A meeting of “The Lads“ – Ronaldinho, Chewy, Irish Peat, Halifax, Wattsy, Teardrop and Step-toe – was called to celebrate the birthdays of the first two mentioned. The venue was selected as No 1 Lombard Street and the brief was that the line-up, beautifully orchestrated by Halifax (aka Nobby), had to be top draw. Not a problem with this bunch.
As we gathered we started, post Peroni for some, with a magnum of Salon 1997, this was drinking superbly, nice focus but easy to enjoy, a dash of saline and citrus, no weighty biscuitiness which was not needed at this early stage. A cracking start.
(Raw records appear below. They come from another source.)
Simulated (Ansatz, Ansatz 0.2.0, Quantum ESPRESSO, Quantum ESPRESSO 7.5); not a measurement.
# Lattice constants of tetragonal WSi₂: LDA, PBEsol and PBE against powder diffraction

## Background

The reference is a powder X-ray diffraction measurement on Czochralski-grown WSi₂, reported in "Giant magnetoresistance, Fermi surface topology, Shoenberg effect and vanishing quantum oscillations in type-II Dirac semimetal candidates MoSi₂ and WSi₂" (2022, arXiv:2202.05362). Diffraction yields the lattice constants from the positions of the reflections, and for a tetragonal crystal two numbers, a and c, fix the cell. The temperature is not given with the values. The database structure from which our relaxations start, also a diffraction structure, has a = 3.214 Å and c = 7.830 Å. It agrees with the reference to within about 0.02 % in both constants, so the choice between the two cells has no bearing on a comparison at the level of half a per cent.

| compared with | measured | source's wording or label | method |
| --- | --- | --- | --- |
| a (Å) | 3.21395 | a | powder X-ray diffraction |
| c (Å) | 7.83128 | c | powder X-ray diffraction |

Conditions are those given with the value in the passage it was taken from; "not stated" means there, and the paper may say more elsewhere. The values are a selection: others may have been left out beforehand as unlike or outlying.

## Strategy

The menu that lay ahead of us is below, with some pictures at the bottom of this blog.
Sauté hand dived scallop and prawn,chilli jam and coconut salsa
From Ramonet to Mugnier for the first brace of reds…which were served blind, leading to the usual abusive “you know nothing” exchanges that have become the particular forte of this wonderfully direct group – sensitive sorts need not apply!
As a pair these were beautiful wines, such lightness of touch and confidence required to turn out wines like this that will gain weight with age but are stunning now:
Musigny 2001 – this was one of those rare occasions where Nobby got things spot on by saying this was “ding-dong”. Primary, red fruit, so pretty, roses, wild strawberries, really focussed but fruited too, delightful. Definitely want to have this again…
Musigny 2000 – A little darker a little more texture, still elegant but a shade drier, superb. A rich weightlessness.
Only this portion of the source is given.